The Capital Quest | Chiratae’s debut growth fund oversubscribed, collects $90 mn at first close

Indian venture capital firm Chiratae Ventures, which closed its fourth fund after increasing its size by a quarter, has marked the first close of its maiden growth fund.

The Chiratae Growth Fund – I has made the first close at Rs 759 crore, or a little over $90 million. The VC firm said it will close the fund by the end of this year with an oversubscription.

This fund was originally aiming at a corpus of Rs 750 crore and had a green-shoe option of another Rs 250 crore.

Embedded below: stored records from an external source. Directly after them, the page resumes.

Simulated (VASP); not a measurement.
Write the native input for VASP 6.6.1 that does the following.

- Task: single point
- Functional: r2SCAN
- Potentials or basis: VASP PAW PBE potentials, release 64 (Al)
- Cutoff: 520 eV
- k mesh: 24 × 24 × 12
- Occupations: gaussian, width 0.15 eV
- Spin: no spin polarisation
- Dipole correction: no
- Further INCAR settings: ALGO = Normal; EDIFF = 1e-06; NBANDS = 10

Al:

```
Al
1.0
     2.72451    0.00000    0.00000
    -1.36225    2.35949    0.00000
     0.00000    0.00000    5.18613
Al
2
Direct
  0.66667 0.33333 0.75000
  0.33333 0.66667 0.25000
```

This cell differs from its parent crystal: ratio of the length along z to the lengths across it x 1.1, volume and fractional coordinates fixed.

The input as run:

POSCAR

The new fund counts LPs such as Kris Gopalakrishnan Family Office, Choksi Family Office, SBI, and IIFL Wealth and Asset Management among others.

Growth funds are meant to be for late-stage startups who have scaled up and need capital to grow the business further. Early-stage VC firms, like Chiratae, have the option to participate in funding rounds at a later stage too but when the round size increases, it becomes difficult for smaller funds to pitch in even with a portion of their fund reserved for such follow-on rounds. As a result, they lose their pro-rata right to participate.

A separate growth fund would allow Chiratae to come in and invest even in larger-sized Series C and beyond funding rounds in existing portfolio firms as also other late-stage investment opportunities in new companies.

The new fund is sector-agnostic and is seeking to invest across 15-20 companies by 2025.

This comes just a year after its fourth fund—Chiratae’s largest—raised $337.37 million (Rs 2,500 crore then) from 245 investors. This is up from the target of $275 million that it hit in April.

Chiratae, which was formerly known as IDG Ventures India and rebranded in October 2018, had floated the fund in late 2019. The fund comprises two vehicles—one registered in Mauritius and the other domiciled in India.

The VC firm had raised its first fund in 2006-2007, scooping up around $150 million. The second fund missed its target of $175 million and ended up collecting $95-100 million during 2012-2014. The third fund hit the final close in 2017 after securing capital commitments of $200 million.

The new fund invests in health-tech, fintech, agri-tech, consumer media, deep-tech and software-as-a-service companies. It began investing in 2019 and has backed companies such as CropIn, GoMechanic, Pando and Uniphore.

Overall, the VC firm has invested in around 100 companies over the past 16 years and has exited three dozen. Its portfolio also includes companies such as Curefit, FirstCry, Lenskart, Policybazaar and e-commerce firm Flipkart.